Tuesday’s lunch was delayed by a stop at Egypt Beach, where I tried a little surfcasting. October’s early days are among the most enjoyable here, with their easy pace. The office phones ring far less often, the urgent calls of public relations people reduced to a trickle.
With the letters to the editor checked for grammatical consistency and put in some semblance of coherent order, it seemed okay to extend my usual run for food a little. The bass had not yet begun their run along the ocean beach, this I knew, but giving them a try just in case seemed a reasonable excuse.
It’s hard to describe, but fellow anglers know this: Sometimes the water just doesn’t look “fishy.” This was one of those times, but I cast awhile anyway — more just for the doing of it than in the expectation of catching anything.

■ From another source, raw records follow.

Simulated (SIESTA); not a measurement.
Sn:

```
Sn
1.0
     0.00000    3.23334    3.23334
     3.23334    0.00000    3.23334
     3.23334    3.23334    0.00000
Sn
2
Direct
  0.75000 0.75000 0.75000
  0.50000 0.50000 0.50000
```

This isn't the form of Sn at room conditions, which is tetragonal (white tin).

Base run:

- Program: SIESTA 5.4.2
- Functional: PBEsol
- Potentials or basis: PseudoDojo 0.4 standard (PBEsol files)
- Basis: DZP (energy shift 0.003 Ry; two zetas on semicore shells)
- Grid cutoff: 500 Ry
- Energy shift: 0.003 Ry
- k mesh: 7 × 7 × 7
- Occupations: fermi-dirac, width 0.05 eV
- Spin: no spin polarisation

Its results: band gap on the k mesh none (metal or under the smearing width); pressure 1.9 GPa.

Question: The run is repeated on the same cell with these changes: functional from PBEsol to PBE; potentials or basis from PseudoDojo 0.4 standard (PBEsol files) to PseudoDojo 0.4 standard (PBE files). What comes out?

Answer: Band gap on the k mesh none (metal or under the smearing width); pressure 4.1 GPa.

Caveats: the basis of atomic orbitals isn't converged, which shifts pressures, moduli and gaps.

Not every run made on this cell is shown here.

The ocean is notably warm for the beginning of fall. This, a surfcaster friend tells me, is the reason there are no fish to be found, except at Montauk. Few birds passed overhead, and few sandpipers or plovers could be seen picking for a meal on the sloping foreshore.
It was, now that I think about it, my second trip to the beach of the day. My wife had an early class to teach, so I had our toddler, Ellis, and some time to kill before work. We stopped first at Main Beach, then went to Wiborg’s. There, a small knot of people and dogs stood off to the west, the dogs digging and barking, the people chatting.
Ellis “asked” to put on his rain boots, the ones with the smiley faces on them. We walked hand in hand down to the wrack line, where he picked up sticks and poked at the tangles of eelgrass.
As I recalled, at his age each of the children began to have an interest in throwing things. Ellis, in his turn, found each of us a proper piece of driftwood and beckoned me to follow him toward the water. I did. We threw our sticks in several times until a bit of current took them away.
The wide ocean beach is a wonderland for a child. For an adult, too, those of us able to steal a few minutes to enjoy it.